The DMP should be completed in English; for MINIATURA calls, the DMP must be completed in Polish only.
Living document: Treat the DMP as a plan you update during the project and reflect in reports.
Data linked to publications: Share in trusted open repositories under clear licenses (CC0/CC BY 4.0 or equivalent openness), unless justified legal/ethical/commercial restrictions apply.
Retention: Keep data and/or essential documentation for a substantial period (typically up to ~10 years, per repository/policy recommendations).
At application: Fill in the NCN DMP section in the application system, following NCN’s guidance.
During the grant: Update your DMP internally when things change; report what was planned vs. delivered in annual/final reports.
At/after publication: Deposit the dataset and metadata in an open, trustworthy repository and link it to the publication.

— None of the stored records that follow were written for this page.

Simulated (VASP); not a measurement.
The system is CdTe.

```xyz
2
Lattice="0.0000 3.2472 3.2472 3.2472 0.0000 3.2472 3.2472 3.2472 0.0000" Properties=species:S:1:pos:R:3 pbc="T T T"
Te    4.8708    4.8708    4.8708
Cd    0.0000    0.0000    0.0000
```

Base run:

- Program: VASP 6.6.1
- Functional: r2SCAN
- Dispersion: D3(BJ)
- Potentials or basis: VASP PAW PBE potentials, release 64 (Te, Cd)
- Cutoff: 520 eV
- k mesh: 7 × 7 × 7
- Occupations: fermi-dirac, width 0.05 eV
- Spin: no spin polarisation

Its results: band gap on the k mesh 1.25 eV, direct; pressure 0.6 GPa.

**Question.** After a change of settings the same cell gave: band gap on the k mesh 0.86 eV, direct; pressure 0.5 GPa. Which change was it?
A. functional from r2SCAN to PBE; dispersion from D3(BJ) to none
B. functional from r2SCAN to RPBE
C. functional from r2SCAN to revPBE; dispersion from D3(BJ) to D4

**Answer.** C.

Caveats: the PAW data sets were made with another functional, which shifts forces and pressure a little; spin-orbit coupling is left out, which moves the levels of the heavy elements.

New data and reuse of existing data Describe the types, sources, and volume of data you will create or reuse; note formats, collection/creation methods, and any third-party data (including access conditions).
Metadata, organisation, and quality control Explain how data will be named, structured, and versioned; which metadata/discipline standards you’ll follow; and the quality assurance steps (e.g., calibration, validation, review).
Storage and backups during the project Specify where data will be stored (systems/locations), who has access (roles/permissions), how you will maintain confidentiality/integrity, and your backup approach (regular, independent copies and restore testing).
Legal and ethical requirements Identify GDPR/RODO, ethics, consent, IP/rights and any licenses/agreements governing your data; outline how you will anonymise/pseudonymise and manage restricted data.
Sharing and long-term preservation State what will be shared, where (repository choice and why), when (embargo, if any), under which license, and how you will ensure findability (e.g., DOI) and long-term availability.
Responsibilities and resources Assign roles (who does what), list infrastructure/services you’ll use, and indicate costs/time for storage, curation, and preservation (and how they’re covered).
Share datasets underpinning publications, unless a clear, documented restriction applies (“as open as possible, as closed as necessary”).
Use repositories that support FAIR (rich metadata, persistent identifiers, clear access terms) and long-term availability.
Prefer CC0 or CC BY 4.0 (or equivalent) for data; choose appropriate open-source licenses for code.